As someone who has struggled with mental illness, and survived multiple abusive relationships, I am often told that mental illness is not real, or that if someone was abusive, I should just leave.  I created this series to help people who have not been through these struggles to understand how it feels on the inside, and those who have been through it to feel validated and seen.  Through imagery, I am communicating the feelings, isolation, and hardship that people with these struggles carry everyday.

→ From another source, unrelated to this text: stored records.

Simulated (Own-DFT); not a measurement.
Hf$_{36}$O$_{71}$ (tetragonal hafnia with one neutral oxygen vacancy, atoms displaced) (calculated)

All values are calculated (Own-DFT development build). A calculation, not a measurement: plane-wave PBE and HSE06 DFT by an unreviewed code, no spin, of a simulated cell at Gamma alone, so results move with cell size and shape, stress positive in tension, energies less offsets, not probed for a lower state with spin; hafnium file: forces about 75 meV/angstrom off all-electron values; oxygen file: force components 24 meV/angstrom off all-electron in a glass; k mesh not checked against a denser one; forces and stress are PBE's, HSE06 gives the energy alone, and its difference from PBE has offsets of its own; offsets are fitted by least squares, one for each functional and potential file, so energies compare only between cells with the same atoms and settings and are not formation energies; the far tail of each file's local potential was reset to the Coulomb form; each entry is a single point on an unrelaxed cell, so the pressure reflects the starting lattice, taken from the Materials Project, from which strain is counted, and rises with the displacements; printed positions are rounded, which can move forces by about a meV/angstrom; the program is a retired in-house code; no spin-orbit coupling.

Depression is more than feeling sad.  In its rawest state, it is an overwhelming sense of isolation, darkness, and unfettered dispair.  In this piece, I have created a tangible depiction of how depression can feel like being stuck at the bottom of the deepest, darkest well with no way out.  Alone, cold, dark, it feels as if there is no hope of escaping the ever-encroaching and suffocating loneliness.

Boxed

No matter what you see of his devilish face, most abusers break your spirit before they break your bones.  They start by isolating you from family, friends, and other support systems, putting you in smaller and smaller boxes until you are suffocating under their rule.


DEFLATED

Often during abuse or depression, there are moments of hope just before they are doused and taken away. This image depicts the feelings of loss when the air is let out of our little baloon of hope. There are many times that abusers will purposefully build up our hope just to have the opportunity to take it away.

INNER VOICES

We all have those voices in our heads that reafirm how we feel and view ourselves.  For most people, it is a mix of possitive and negative feelings, but to those with mental health issues, or those who have been subjected to abusers, those voices are all negative. "I'm too fat/thin" "I'm stupid" "Nobody loves/likes me" "nobody cares about me" "I don't deserve good/nice things" and so many more.